John's Research Page
I am interested in natural language processing and machine
learning. Here is some information about my research.
Current Focus: Multi-document Text Summarization
Columbia Newsblaster
is a multi-document summarization system that crawls the web each day
for thousands of news articles. It then categorizes, clusters, and
summarizes them.
I am looking at extending Newsblaster. We would like to have
Newsblaster track important events across days. We would also like
to have Newsblaster process not only news articles, but also other
kinds of information.
Surface Realization
FERGUS is a surface realizer. Its job is to determine what is the
best way to say something, after the system has decided what must be
said to the user.
I have investigated methods to ease porting of FERGUS for use in
different domains. This includes the use of automatically generated
linguistic resources in order to train FERGUS. This also includes the
development of a graphical user interface to customize FERGUS.

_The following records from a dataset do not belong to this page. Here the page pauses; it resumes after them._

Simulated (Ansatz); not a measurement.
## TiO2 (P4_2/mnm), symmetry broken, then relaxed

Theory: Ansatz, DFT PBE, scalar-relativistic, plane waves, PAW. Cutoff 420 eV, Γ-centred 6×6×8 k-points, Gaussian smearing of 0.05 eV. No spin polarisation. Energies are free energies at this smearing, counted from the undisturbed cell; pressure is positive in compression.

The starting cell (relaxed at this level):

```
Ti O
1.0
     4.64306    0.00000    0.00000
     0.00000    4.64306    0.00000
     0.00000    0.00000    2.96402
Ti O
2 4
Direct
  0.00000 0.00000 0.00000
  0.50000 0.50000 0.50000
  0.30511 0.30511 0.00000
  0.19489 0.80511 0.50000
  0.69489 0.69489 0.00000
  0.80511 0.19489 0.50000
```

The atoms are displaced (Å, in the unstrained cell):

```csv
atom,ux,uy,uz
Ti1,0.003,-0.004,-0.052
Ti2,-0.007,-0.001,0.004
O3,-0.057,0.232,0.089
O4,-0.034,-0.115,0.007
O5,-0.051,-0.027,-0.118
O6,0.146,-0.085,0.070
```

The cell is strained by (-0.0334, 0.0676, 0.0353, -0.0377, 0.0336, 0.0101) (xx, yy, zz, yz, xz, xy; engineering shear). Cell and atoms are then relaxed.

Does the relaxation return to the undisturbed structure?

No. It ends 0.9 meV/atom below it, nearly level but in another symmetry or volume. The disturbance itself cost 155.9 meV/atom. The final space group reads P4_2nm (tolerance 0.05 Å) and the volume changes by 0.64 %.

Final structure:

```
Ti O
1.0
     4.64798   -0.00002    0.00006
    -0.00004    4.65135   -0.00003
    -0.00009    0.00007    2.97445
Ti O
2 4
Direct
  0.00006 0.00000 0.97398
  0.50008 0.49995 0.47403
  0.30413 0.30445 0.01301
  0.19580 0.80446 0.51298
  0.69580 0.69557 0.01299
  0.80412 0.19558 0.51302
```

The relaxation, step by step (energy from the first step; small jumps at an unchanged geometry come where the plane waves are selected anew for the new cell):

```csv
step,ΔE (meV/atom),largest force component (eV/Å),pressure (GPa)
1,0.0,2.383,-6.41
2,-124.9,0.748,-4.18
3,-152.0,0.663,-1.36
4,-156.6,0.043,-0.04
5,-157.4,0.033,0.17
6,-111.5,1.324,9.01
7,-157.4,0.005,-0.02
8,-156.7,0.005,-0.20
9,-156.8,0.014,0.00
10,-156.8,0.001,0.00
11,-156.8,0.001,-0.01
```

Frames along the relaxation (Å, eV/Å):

In other experiments, I have looked at the difference betweeen using
enormously-sized, automatically parsed corpora versus moderately-sized,
hand-annotated corpora in order to train FERGUS. I have also investigated
using linguistically inspired features in order to make FERGUS do a
better job.
-
John Chen, Srinivas Bangalore, Owen Rambow, and Marilyn Walker.
Towards Automatic Generation of Natural Language Generation
Systems. In Proceedings of the 19th International Conference on
Computational Linguistics (COLING 2002), Taipei, Taiwan, 2002.
[pdf]
-
Srinivas Bangalore, John Chen, and Owen Rambow. Impact of
Quality and Quantity of Corpora on Stochastic Generation. In
Proceedings of the 2001 Conference on Empirical Methods in
Natural Language Processing, Pittsburgh, Pennsylvania, 2001.
[pdf]
Automated Extraction of Tree-Adjoining Grammars from Treebanks
A grammar is a set of rules which, among other things, distinguishes
grammatical from ungrammatical sentences in a language. A
tree-adjoining grammar is a kind of grammar which has been found not only
computationally useful, but also linguistically useful.
Development of hand-written tree-adjoining grammars typically
requires many years of human effort. As an alternative, I have written
procedures that automatically extract linguistically plausible
tree-adjoining grammars from a given treebank.
-
John Chen and K. Vijay-Shanker. Automated Extraction of TAGs
from the Penn Treebank. In Proceedings of the Sixth International
Workshop on Parsing Technologies, Trento, Italy, 2000.
Supertagging
Parsing is the task of assigning the most appropriate parse tree
for a given input sentence. Once the computer knows what that parse
tree is, it can more easily figure out the meaning of the sentence.
A perennial problem is figuring out how to perform parsing efficiently
and accurately.
Supertagging has been proposed as one technique in order to accomplish
exactly that. It is a preprocessing step that chooses a tag to go with
each word of the input sentence, These tags can significantly
reduce the search space for a parser. I have looked at ways to make
supertagging more accurate without sacrificing its efficiency. I have
also investigated class-based tagging as a viable variant of
supertagging.
-
John Chen, Srinivas Bangalore, Michael Collins, and Owen
Rambow. Reranking an N-Gram Supertagger. In Proceedings
of the Sixth International Workshop on Tree Adjoining Grammars
and Related Frameworks, Venice, Italy, 2002.
[pdf]
-
John Chen and K. Vijay-Shanker. Automated Extraction of TAGs
from the Penn Treebank. In Proceedings of the Sixth International
Workshop on Parsing, Trento, Italy, 2000.
-
John Chen, Srinivas Bangalore, and K. Vijay-Shanker. New Models
for Improving Supertag Disambiguation. In Proceedings of the
Ninth Conference of the European Chapter of the Assocation for
Computational Linguistics, Bergen, Norway, 1999.
Semantic Parsing
Semantic parsing is the task of computing the "meaning" of a
given input sentence. The form of this meaning depends upon the
kind of semantic representation that is being assumed. Here we assume
local semantics, which means that the semantic role labels that are assigned
to each predicate's arguments are consistent across syntactic alternations
of different instances of the same predicate, but not necessarily across
different predicates. We find that the use of deep syntactic features
makes it easier to predict local semantics than the use of surface-oriented
syntactic features.
-
John Chen and Owen Rambow. Use of Deep Linguistic Features for
the Recognition and Labeling of Semantic Arguments. In Proceedings
of the 2003 Conference on Empirical Methods in Natural Language
Processing, Sapporo, Japan, 2003.
[pdf]